13

I read a couple of other questions on this topic and they both pointed to the Grub2 community documentation and installing grub configs from an install disk. I had some trouble with the documentation, so here's where I am. This may be complete PEBKAC.

I have two guests sitting on an Ubuntu 10.04 server virtualized under KVM, both were initially running 10.04. I used "do-release-upgrade" to update to 10.10 without a hitch on both boxes, rebooted, and then ran "do-release-upgrade" to update to 11.04 on both boxes. In my haste, I ignored the errors about missing grub configurations. When I restarted the guests, naturally I'm presented with a grub prompt. Issuing "boot" yields "error: no loaded kernel".

Here's ls output for the root partition:

grub prompt ls output

When following the manual boot guide, I can't get the options straight either using "SS928-root" or "hda0,1" as the root filesystem. Most everything gives the "file not found" error.

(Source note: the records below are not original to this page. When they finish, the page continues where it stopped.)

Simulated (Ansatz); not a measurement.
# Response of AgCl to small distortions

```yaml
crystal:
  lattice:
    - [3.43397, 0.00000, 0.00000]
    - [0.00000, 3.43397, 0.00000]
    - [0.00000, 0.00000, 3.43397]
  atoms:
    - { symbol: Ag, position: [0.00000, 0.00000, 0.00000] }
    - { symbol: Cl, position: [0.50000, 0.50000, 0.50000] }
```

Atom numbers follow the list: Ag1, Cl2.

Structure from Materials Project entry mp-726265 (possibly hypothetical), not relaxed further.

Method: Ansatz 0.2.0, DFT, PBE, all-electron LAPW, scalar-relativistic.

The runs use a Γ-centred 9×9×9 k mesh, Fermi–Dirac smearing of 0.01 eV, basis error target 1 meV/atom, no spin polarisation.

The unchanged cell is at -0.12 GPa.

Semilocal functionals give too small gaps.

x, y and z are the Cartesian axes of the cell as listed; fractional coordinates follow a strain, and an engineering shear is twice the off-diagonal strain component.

Issuing "ls" on both of those filesystems show several options for vmlinuz and initrd.img. These guests are using LVM if that helps any.

EDIT

I've gotten a little bit further. The following command sequence:

semi-successful boot

Yields the following screen (after scrolling through quite a bit of text):

BusyBox Shell

1
  • Your post helped me recover my boot after nasty windows 10 "update". Linux even recovered after hybernation with entire session intact. Thanks!
    – MariusM
    Mar 8, 2018 at 7:56

3 Answers 3

9

After looking at jdehaan's post, I checked out a machine with a similiar configuration. Going off another box's grub.cfg, I used the following commands to get this thing to boot:

recordfail
insmod ext2
set root='(hd0,1)'
linux /vmlinuz-2.6.32-server root=/dev/mapper/SS928-root ro quiet
initrd /initrd.img-2.6.32.30-server
boot

I suppose the next step is figuring out how to replace the grub.cfg on this machine now.

3

I had the same issue and could solve the problem by specifying

linux /boot/vmlinuz.... root=/dev/sda1

So /dev/sda1 (or what will match on your system) instead of the SS... The rest of your posts was kept alike during my tries.

1
  • 1
    I suppose that, in theory, because this thing is running LVM that should be /dev/mapper/SS928-root. That's definitely not working in this instance.
    – cmhobbs
    May 2, 2011 at 20:57
2

If you have a working grub config somewhere, ls at the root level lists partitions, and configfile (boot device)/path/to/grub.config lets you boot your grub config.